Abraham's

shabby legacy

Re: "A national disgrace," Sunday:

After 18 years in office as Philadelphia's district attorney, Lynne M. Abraham leaves us with the infamous reputation as the worst city in the nation for violent crimes: homicides, rapes, robberies, and assaults.

The city is debased, debilitated, denounced, and denied the safety for our citizens that is our right. The justice system under her incumbency is abysmal. Your investigative series "Justice delayed, dismissed, denied" lays that out in all its horror.

Philip Lustig

Downingtown

Obama should focus

on problems here

I have enjoyed Trudy Rubin's articles for years and usually agree with her, but not the one on Wednesday ("Time to speak out on Iran"). With a president overwhelmed with problems and a country overwhelmed with debt, we cannot afford to try to police yet another country in the Middle East, or anywhere else, for that matter.

President Obama must spend whatever time he has available on the economic problems of our own country. Let other governments fend for themselves awhile.

Conrad J. Fowler

Blue Bell

Presidents must

be realistic

Tony Auth's cartoon ("B. Obama, Blacksmith, Swords & Plowshares," Sunday) expressed the essential pragmatism of President Obama's foreign policy as opposed to his alleged philosophy of "engagement."

Under putative tough-guy Ronald Reagan, we traded arms to Iran to secure the release of American hostages, i.e., we abandoned a principle to achieve a humanitarian end.

The theorist Clausewitz recommended pursuing attainable results. Certain enemies can be defeated, others weakened, while a third category has to be simply watched and allowed for. Obama, given our finite resources and unique challenges, shouldn't be pigeonholed as a "softy."

James Miles

Collingdale

Popular films

and stereotypes

Melissa Harris-Lacewell opines that movies like Precious propagate stereotypes about black women in society ("The troubling distortions of black motherhood," Sunday).

My question to Harris-Lacewell is, why then do African American actresses Mo'Nique, Gabourey Sidibe, Paula Patton, Sherri Shepherd, and others agree to star in these movies? Why does African American film director Lee Daniels direct them?

Most important, why does African American Oprah Winfrey produce them?

Hannah Dougherty Campbell

Havertown

An insult

most elemental

In a commentary ("Quest for 15 minutes has grown dangerous," Dec. 9), author Gary Frisch characterizes much of today's television programming as the "Leaden Age" of television, as contrasted with the "Golden Age" of the 1950s.

That characterization is a profound insult to a hardworking, sincere, and underappreciated element - lead - and to its immediate family in the periodic table. An apology is in order.

Dick Carroll

Philadelphia

Favoritism

by school district

Annette John-Hall hit the nail on the head with her column on the weak response of Superintendent Arlene Ackerman to violence at South Philadelphia High School ("Weak response from Ackerman to beatings," Friday). This problem will be impossible to solve as long as the superintendent continues to show favoritism to African American students and teachers.

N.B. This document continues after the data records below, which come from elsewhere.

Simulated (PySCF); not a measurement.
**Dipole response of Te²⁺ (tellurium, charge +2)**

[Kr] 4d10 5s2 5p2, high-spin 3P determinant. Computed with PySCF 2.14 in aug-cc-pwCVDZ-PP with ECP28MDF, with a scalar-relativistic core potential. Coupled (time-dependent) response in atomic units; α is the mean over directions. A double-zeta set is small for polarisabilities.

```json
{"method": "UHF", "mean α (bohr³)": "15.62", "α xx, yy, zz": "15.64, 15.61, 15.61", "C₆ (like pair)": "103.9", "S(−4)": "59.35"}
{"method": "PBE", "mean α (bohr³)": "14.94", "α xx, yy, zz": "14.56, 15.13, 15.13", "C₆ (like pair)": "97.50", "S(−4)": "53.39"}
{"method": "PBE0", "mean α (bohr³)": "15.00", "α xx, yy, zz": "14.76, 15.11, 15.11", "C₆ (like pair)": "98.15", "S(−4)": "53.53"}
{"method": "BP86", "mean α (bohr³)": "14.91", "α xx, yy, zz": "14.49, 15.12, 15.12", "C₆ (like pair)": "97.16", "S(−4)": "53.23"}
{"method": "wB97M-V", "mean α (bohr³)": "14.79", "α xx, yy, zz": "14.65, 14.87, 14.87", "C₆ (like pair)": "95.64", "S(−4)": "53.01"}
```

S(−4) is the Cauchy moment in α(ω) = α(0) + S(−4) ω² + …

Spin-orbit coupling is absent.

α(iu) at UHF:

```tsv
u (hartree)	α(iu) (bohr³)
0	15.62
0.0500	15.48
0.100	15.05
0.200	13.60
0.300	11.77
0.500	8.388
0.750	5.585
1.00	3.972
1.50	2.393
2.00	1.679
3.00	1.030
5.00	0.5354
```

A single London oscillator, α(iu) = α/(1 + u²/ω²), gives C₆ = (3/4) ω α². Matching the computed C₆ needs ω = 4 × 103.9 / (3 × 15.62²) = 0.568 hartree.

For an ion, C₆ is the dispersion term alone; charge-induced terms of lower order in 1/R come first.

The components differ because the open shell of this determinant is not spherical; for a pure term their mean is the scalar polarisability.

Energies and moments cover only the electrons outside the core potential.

My wife, a teacher for 28 years, recently resigned from the school district in part because of her perception that Ackerman has displayed many instances of prejudice against white teachers, a perception that is shared by most of her colleagues.

My wife has had chairs thrown at her, has had a student threatened by another who brought in a knife, and has been punched innumerable times by third graders. But, according to Ackerman's policies, the children and their parents rule; thus, nothing is done.